Decentralized Transactions Challenge Howey Test’s Application to NFTs

Non-fungible tokens (NFTs) are unique
digital assets that can represent anything from art and music to virtual land
and gaming items. They have exploded in popularity and value in recent years,
attracting the attention of celebrities, investors, and regulators alike. The
legal status of NFTs remains unclear and controversial, especially in the
United States, where the Securities and Exchange Commission (SEC) has the
authority to regulate securities and protect investors from fraud and
manipulation.

One of the key questions that arises is
whether NFTs are securities under the federal securities laws, and
specifically, whether they meet the criteria of the Howey test, the legal
framework established by the Supreme Court in 1946 to determine whether an
instrument is an investment contract and thus a security. Howey test has four
elements, I will argue that NFTs are not securities. On top of that, I will
also address some of the counterarguments and challenges that NFTs may face in
the future, and suggest some possible solutions and recommendations for the
industry and the regulators.

NFTs are not investments of money, but
rather purchases of digital goods

The first element of the Howey test is
whether there is an investment of money or something of value in exchange for
the instrument. This element is usually easy to satisfy, as most financial
transactions involve some form of payment. However, in the case of NFTs, the
payment is not an investment, but rather a purchase of a digital good.

They are
not shares, bonds, or
derivatives that
represent a claim or a right to a future cash flow or a share of profits.
Rather, they are digital tokens that prove ownership and authenticity of a
unique digital asset. In my point of view, they are similar to other digital
goods, such as e-books or music downloads, that consumers buy for personal use
and enjoyment, not for investment purposes.

NFTs are not common enterprises, but
rather individualized and decentralized transactions

The second element of the Howey test
assesses the presence of a common enterprise, where investors’ fortunes are
tied to the success of an issuer or third party. However, in the case of NFTs,
no such common enterprise exists. Transactions are decentralized and
individualized, with various artists and creators minting NFTs across different
blockchain networks like Ethereum
or Solana. NFT buyers rely on blockchain‘s public ledger to verify
authenticity, rather than trusting a specific issuer or promoter.

NFTs do not generate profits, but rather
subjective value and utility

The third element of the Howey test
concerns whether there’s a reasonable expectation of profits. Unlike
traditional investments, NFTs don’t generate income or appreciate based on
others’ efforts. Instead, their value comes from subjective qualities like
rarity, originality, and cultural significance, rather than anticipated
financial returns. NFT
buyers don’t expect profits but rather value the assets for their intrinsic
qualities and utility.

NFTs are not dependent on the efforts of
others, but rather on the creativity and innovation of the creators and the
community

The fourth element of the Howey test
examines whether profits stem from the efforts of others. Unlike traditional
securities, NFT profits aren’t reliant on issuer or third-party services. NFT
value is driven by the creativity and innovation of artists and developers, not
centralized platforms. Buyers assess and appreciate digital assets based on
personal judgment, rather than external influences.

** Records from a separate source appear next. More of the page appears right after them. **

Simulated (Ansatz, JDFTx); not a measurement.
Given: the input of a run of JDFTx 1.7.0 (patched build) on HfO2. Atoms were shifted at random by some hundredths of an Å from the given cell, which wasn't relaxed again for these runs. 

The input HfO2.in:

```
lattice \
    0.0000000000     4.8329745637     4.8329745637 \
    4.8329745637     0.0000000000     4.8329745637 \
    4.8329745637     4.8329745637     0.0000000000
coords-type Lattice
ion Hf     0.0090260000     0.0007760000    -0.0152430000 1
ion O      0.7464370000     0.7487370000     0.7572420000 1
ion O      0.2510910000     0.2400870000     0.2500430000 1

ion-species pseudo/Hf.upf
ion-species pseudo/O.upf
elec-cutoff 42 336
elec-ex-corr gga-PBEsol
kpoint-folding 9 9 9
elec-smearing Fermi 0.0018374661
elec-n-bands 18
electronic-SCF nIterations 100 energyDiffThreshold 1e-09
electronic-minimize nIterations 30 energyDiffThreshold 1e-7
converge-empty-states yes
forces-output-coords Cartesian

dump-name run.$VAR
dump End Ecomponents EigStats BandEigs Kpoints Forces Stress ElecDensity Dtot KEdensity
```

Counterarguments and challenges

Despite the arguments in favor of NFTs,
potential challenges from regulators and courts may arise in the future. One
such challenge is the classification of certain NFTs as securities under
regulatory tests like the Howey or Reves tests. Depending on their
characteristics, some NFTs could represent real-world assets or rights,
potentially falling under the definition of securities, especially if they
promise future cash flows or resemble investment instruments.

Moreover, even if NFTs don’t meet all
elements of the Howey test, they might still be deemed securities through a
flexible analysis. For instance, if they are marketed as investments or show
characteristics of speculative opportunities, they could create expectations of
profit, thus falling under securities regulations. Additionally, if buyers pool
funds or share risks and rewards, or if the NFTs’ value depends on underlying
asset performance, regulators
might consider them securities.

Furthermore, beyond securities laws, NFTs
could be subject to various other regulations based on their nature and
function. Anti-money laundering and sanctions regulations might apply if NFTs
facilitate illicit transactions. Tax regulations could come into play if NFT
transactions generate taxable income or capital gains. Consumer protection laws
might be relevant if NFTs involve deceptive practices or breach contracts.
Intellectual property regulations could be triggered if NFTs infringe upon
original creators’ rights.

My take: Possible solutions and
recommendations

Given the uncertainty and complexity of the
legal landscape surrounding NFTs, it is important for the industry and the
regulators to work together to find possible solutions and recommendations that
can balance the interests and needs of all the stakeholders. Here are some
suggestions from me that may help to achieve this goal:

  • Industry stakeholders should adhere to best practices and standards to
    improve transparency, accountability, and compliance in the NFT market.
    This includes clear disclosure of terms and conditions for NFT
    transactions, implementing measures to prevent fraud and illegal
    activities, and respecting intellectual property rights. Additionally,
    they should engage in responsible and ethical behavior, avoiding harm to
    the environment, society, or public interest.
  • Regulators should adopt a flexible approach to regulate the diverse NFT
    market. Avoiding overly restrictive frameworks is crucial to foster
    innovation and growth. Recognizing nuances among NFT types and
    consulting with industry and community for feedback is essential.
    Continuous monitoring and evaluation of market evolution are necessary
    to update policies accordingly.

Conclusion

NFTs are a new and exciting phenomenon that
has revolutionized the digital economy and culture. They offer unprecedented
opportunities and challenges for the creators, consumers, and regulators of the
digital assets.

The legal status and implications of NFTs
are still unclear and uncertain, and may vary depending on the facts and
circumstances of each case. Therefore, it is important to understand and
address the potential legal issues and risks that may arise from the creation,
distribution, and consumption of NFTs, and to seek appropriate solutions and
recommendations that can foster a healthy and sustainable NFT market.